The Cruise of the Beatnik – Part IV

IN our last installment of the continuing saga of the Beatnik—that obnoxious sea monster unleashed by the Jerks to discover hidden treasure on the sea bottom between the beautiful lands of the Freaks and the Jerks—we had described the complications on the island of Cirrhosis, which is partly inhabited by Freak and Jerk communities.

We left off where the leaders of the respective communities, a wily priest named McHarris and a plump Jerk named Dinky Toy, had agreed to hold talks in Vienna.

The talks had been arranged by Heimie, the trusted secretary-general of the great and wise old You-Know who lives on Lake Success and is mainly noted for his many failures.

So it was not surprising that the Vienna talks broke down and made everybody move back to square one.
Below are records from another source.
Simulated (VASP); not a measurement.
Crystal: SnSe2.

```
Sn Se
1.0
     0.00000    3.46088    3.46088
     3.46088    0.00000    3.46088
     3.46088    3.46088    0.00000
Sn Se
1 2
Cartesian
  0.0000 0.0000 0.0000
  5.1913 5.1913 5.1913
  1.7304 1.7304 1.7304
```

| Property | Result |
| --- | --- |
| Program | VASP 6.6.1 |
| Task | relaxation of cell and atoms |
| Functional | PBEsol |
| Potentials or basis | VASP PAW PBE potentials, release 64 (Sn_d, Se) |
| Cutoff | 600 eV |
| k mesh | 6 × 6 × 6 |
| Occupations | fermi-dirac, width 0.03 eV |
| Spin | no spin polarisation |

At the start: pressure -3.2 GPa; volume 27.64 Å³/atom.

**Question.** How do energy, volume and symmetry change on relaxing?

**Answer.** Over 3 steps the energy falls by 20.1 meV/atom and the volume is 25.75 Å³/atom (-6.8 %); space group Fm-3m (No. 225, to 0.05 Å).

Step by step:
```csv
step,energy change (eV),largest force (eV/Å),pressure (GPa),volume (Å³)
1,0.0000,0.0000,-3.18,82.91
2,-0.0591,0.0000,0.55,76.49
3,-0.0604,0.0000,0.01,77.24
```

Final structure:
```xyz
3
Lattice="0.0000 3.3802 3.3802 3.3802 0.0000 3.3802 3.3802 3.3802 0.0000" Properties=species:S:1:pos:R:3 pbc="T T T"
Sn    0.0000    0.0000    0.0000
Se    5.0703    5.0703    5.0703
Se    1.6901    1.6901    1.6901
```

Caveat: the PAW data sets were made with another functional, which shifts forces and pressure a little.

The next development occurred last month when the Jerks went to the polls for what the correspondent of the Tokyo Sun called ‘the most clitical erection’ in the country’s history.

The two main contenders were the outgoing premier, Demi-tasse and the fiery, hawk-nosed Itchy Feet who had ordered the invasion of Cirrhosis in 1974.

Record crowds turned out to cheer Itchy Feet during the pre-election campaign and to slaughter sheep at his feet (perhaps in a vain attempt to relieve the eczema), to the extent that he seemed a sure winner.
But when the votes were counted, Itchy Feet failed to gain a majority in Parliament and the hopes that a strong government would be formed to tackle the country’s urgent internal problems (the rising price of shish kebab) and the external ailments (Cirrhosis, etc.) were dashed to the ground.

At the time of writing, there was talk of Demi-tasse forming a coalition government like the one that had preceded the elections or even joining up with Itchy Feet. What seemed fairly certain, however, was that the crisis would continue into the long, hot summer with increasing unrest among the Jerks and the possibility that some trouble would be stirred up with the Freaks to take the minds of the people off the shambles inside the country.

The Freaks, meanwhile, under their able and handsome Premier Caramel Cream, continued to beef up their armed forces with expensive hardware and to look for hidden treasure on the sea bottom, keeping a sharp watch in case the Beatnik ventured again into their territorial waters.

At the same time, Caramel Cream decided the Freaks were not taking the situation seriously enough and were spending too much money on transient pleasures and frivolities instead of giving it to the government to spend on such projects as widening Syngrou Avenue and building sewage disposal plants that don’t work.

So Caramel Cream’s financial wizard, the lean and saturnine Papalugubrious, waved his wand and decreed that henceforth, the Freaks would have to pay through the nose to enjoy such things as scotch whiskey, French champagne, caviar, jewelry and furs, dog and cat food, and cars with engines larger than 1800 cc in cylinder capacity.

On this occasion, a noted otorhinolaryngologist remarked that the Freaks had been paying through the nose for essentials (including his fees) for so long that their nasal passages had become inured to voluminous flows of cash.

The extra few thousands of drachmas they would have to pay in high taxes on the goodies mentioned above would therefore pass through their sinuses unnoticed.

Indeed, according to one psychologist, the goodies would become even greater status symbols than before and if the owners of large Mercedeses had any trouble paying out a small fortune in road taxes, he predicted they would probably sell their houses and sleep in the car if necessary.

One Freak who thought he would be patriotic and served only ouzo and Freak brandy at his daughter’s wedding reception suddenly saw all the guests disappearing, some of them taking their wedding presents away with them. He was so ashamed he has filed an application with the Argentine Embassy for immigrant status in the Tierra del Fuego.

And while the Freaks continue to drink large quantities of scotch whiskey and feed their pets on Crunchies and Munchies, and drive around in cars that cost as much as a three-room apartment to buy, and more than a luxury yacht to run, the Freak Navy keeps a ceaseless vigil at sea and hopes the Beatnik, if it dares to enter Freak territorial waters, will be stung to death by the millions of jelly fish that infest the area before it can do further harm.